In my lifetime, I have experienced the deaths of two people very close to me. First was my father and second was my daughter.
My father loved to fish and golf. Every winter, he would leave the harsh cold of Iowa and head down to Brownsville, TX, to spend time with his sister, fish and golf every chance he had. It was not unusual for him to golf twice daily – once in the morning and again in the afternoon. One day in December of 2004, he was on the golf course and, immediately after teeing off, he simply dropped dead. He was 72. It was too early in life to have left us for good. However, we should all be so lucky to have the chance to leave this world doing what we most love to do.
Since he died away from home and my sister was mostly in charge of making the arrangements, the decision was made to have him cremated in Texas. My brother drove down to pick up his cremains and, shortly after, we held a memorial service for him. And it was done. No chance to view his body and no chance to say a proper goodbye.
I never thought I would be affected by this lack of closure until I experienced the urge to pick up the phone and call my dad. I wanted to ask for his advice or tell him about something going on in my life, only to suddenly remember that I could no longer talk to him. It took a while for my mind to catch up with what my heart was telling me. I now know that the reason for this disconnect is because I did not get to say goodbye.
The second time, my world was turned upside down by the death of my daughter. It was a sudden and tragic death. She was only 20 years old. I could go on and on about her but I will save my thoughts and feelings about the loss of a child for another day.
When my daughter died, it was a cold January day in Iowa. I remember sitting at the funeral home, knowing she was there in another room. I was there with her father, brothers and fiancé. Many choices were made and many tears were shed. We were trying to decide what would be the best way to honor her life and help all of her family and friends be able to say goodbye. I knew in my heart that I did not want to put my sweet daughter in the cold January ground. I wanted to have her with me in death even as she was in life.
So again, the choice was made to cremate my daughter just as we had cremated my father nine years before. But, there was a difference. When my dad died, I would describe his service as a direct cremation. Nothing else was done to allow for a visitation or time spent with him. The funeral director never asked or gave us any other alternatives.
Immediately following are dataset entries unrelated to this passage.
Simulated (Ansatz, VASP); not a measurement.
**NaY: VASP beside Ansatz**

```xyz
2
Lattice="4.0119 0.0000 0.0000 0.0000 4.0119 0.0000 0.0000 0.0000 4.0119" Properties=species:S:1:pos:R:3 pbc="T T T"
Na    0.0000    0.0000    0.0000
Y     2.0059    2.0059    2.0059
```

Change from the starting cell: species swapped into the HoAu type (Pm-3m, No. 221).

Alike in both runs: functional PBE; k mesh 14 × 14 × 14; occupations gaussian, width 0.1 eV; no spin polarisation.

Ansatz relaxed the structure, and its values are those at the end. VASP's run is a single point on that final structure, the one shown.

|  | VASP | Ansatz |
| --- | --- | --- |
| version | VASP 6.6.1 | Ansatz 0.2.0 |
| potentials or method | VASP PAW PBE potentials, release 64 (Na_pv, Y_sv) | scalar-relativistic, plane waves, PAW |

I knew that would not be right for my daughter, and the funeral director also knew it would not be right for us. So, she told me that our family would be welcome at the funeral home all day that Saturday. We would welcome other guests, family members and friends at a visitation on Sunday, and that Monday would be her final service. Everyone who needed to say goodbye had the chance to do so. At the end of those three days, I took my daughter home in a beautiful lavender urn that the funeral director helped us to pick out for her. Did it make it easier? Absolutely not. But if we had not been allowed to take the time we needed, I can’t imagine the increase of emotional issues and heartaches we would all be feeling well into the future.
So, help families take the time to say goodbye. It is so much more important than you can ever imagine. Help your families understand that, without that final goodbye, their families could regret something that cannot be undone. If they say they want direct cremation, don’t be afraid to ask what that means to them and how they want to honor the life of the person they love.
Loss is never easy, saying goodbye and grieving with the support of family and friends around us helps to lessen the pain and look toward healing in the future.